Jesus Forsaken: A Light for Theology

At the opening of the Academic Year of the “San Roberto Bellarmino” Religious Science College on November 25 in Capua City, near Naples, Maria Voce held a Lecture on one of the main points of the spirituality of unity, “Jesus Forsaken, A Light for Theology”. There were Bishops of the different dioceses of the Campania region present. The president of the Focolare Movement outlined “the salient aspects”, since – as she affirmed herself – “we cannot present briefly all the wealth of the doctrine of Jesus Forsaken in the spirituality of Chiara Lubich.” Here is an excerpt of her Lecture:

«I would like to begin with a quotation of a letter that Chiara wrote to a friend way back in 1946. An emblematic quote, which says:

Look …, I am a soul passing through this world.

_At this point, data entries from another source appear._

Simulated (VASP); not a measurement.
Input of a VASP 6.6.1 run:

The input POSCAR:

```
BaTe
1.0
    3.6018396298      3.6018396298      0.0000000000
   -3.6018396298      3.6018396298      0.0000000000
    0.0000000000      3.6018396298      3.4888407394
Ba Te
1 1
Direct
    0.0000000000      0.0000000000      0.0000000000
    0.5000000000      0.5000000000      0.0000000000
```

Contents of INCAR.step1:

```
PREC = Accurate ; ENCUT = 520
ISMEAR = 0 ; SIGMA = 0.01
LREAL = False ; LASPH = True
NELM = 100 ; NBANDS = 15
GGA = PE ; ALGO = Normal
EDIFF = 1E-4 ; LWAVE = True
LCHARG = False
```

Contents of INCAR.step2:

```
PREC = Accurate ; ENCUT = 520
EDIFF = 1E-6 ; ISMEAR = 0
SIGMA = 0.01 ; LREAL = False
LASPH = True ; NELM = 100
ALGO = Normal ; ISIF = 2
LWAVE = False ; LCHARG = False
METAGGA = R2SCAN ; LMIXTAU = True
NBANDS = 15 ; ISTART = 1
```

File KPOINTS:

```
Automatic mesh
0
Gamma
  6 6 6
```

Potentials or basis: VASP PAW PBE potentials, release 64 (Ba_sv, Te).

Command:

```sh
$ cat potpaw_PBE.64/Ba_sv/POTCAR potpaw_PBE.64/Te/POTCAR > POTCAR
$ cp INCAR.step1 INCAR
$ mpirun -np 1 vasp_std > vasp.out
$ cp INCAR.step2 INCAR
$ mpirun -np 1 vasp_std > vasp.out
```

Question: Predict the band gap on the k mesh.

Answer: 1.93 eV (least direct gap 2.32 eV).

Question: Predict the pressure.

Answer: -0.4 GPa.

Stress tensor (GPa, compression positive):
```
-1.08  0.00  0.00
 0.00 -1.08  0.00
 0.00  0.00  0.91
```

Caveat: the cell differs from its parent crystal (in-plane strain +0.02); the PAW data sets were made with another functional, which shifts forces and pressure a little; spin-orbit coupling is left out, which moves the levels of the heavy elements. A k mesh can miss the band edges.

I have seen many beautiful and good things and I have always been attracted only by them. One day (one indescribable day) I saw a light. It appeared to me as more beautiful than the other beautiful things, and I followed it. I realized it was the Truth.”

Jesus on the cross. He came on earth to bring back people (who had distanced themselves from God because of sin) to a full communion with Him. He took upon himself every negative aspect of their life: sufferings, distress, desperation, pains, sins…, making Himself, the Innocent One, similar to human sinners. “In order to bring the human person back to the Father’s face, Jesus not only had to take on the face of a human being, but he had to burden himself with the ‘face’ of sin”[i], said Pope John Paul II.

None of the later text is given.